+1  A: 

Ben,

I may not be understanding you, but I think what you are asking is impossible.

Disclaimer: I have little experience with CUDA; I've been doing GPGPU programming with AMD/ATI's stream SDK for their Radeon gpus instead.

When you have the GPU execute a kernel, whether it's CUDA or CAL or whatever, the gpu has it's own memory and it's own physical address space. It can't access any of the memory in your program's virtual memory back on the cpu. The only data it can access are the buffers that you've created with cudaMalloc (or some other cuda API) and expicitly or implicitly copied it from your program's memory, over the PCIexpress bus into the video card's memory, usind cudaMemcpy (or similiar).

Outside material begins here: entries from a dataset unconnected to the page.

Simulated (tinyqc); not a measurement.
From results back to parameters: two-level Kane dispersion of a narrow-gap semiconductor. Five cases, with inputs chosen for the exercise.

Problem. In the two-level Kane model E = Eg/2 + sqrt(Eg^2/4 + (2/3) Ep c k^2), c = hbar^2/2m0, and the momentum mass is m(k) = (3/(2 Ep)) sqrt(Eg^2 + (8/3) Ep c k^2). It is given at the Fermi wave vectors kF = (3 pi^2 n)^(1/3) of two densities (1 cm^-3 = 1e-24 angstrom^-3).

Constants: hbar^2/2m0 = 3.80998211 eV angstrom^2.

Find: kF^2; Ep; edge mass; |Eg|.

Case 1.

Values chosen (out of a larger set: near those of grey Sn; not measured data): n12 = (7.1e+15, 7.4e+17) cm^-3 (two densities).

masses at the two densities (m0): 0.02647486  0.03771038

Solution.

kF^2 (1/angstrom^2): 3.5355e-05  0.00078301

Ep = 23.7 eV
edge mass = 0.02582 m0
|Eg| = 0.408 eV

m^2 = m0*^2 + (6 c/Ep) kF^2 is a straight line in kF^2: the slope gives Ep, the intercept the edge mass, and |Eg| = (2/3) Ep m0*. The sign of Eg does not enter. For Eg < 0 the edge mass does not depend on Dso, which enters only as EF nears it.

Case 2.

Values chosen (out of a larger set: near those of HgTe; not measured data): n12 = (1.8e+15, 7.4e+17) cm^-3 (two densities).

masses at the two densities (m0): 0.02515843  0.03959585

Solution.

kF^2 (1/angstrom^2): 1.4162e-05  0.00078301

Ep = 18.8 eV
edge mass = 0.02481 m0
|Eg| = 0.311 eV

So you can put an abitrary pointer into a data buffer and give that data buffer to the gpu, but the pointer is an address in you're program's virtual memory address space. The gpu is not executing in that address space; it's executing in it's own memory space; so it can't dereference the pointer to get to the data.

Even if your system is "Unified Memory Architecture", where there is a cheap video chip which does not have it's own memory -- like on many laptops -- and the gpu uses a portion of the host cpu's memory, it still can't work. The pointer is in the virtual address space of your process, and it isn't a physical memory address.

For that reason, I think it is impossible to compile a gpu kernel that would dereference a pointer type.

Die in Sente
A: 

Why don't you just use the so-called "packed" data representation? This approach allows you to place all the data you need into one-dimension byte array. E.g., if you need to store
struct data
{
  int nFiles;
  int nNames;
  int* files;
  int* names;
}
You can just store this data in the array this way:
[struct data (7*4=28 bytes)
  [int nFiles=3 (4 bytes)]
  [int nNames=2 (4 bytes)]
  [file0 (4 bytes)]
  [file1 (4 bytes)]
  [file2 (4 bytes)]
  [name0 (4 bytes)]
  [name1 (4 bytes)]
]

A: 

I think constant memory is 64K and you cannot allocate it dynamically using CudaMalloc. It has to be declared constant say, device constant data mydata [100]; similarly you also don't need to free it. Also you shouldn't pass the reference to it via pointer, just access it as a global variable. I tried doing similar thing and it gave me segfault (in devicemu).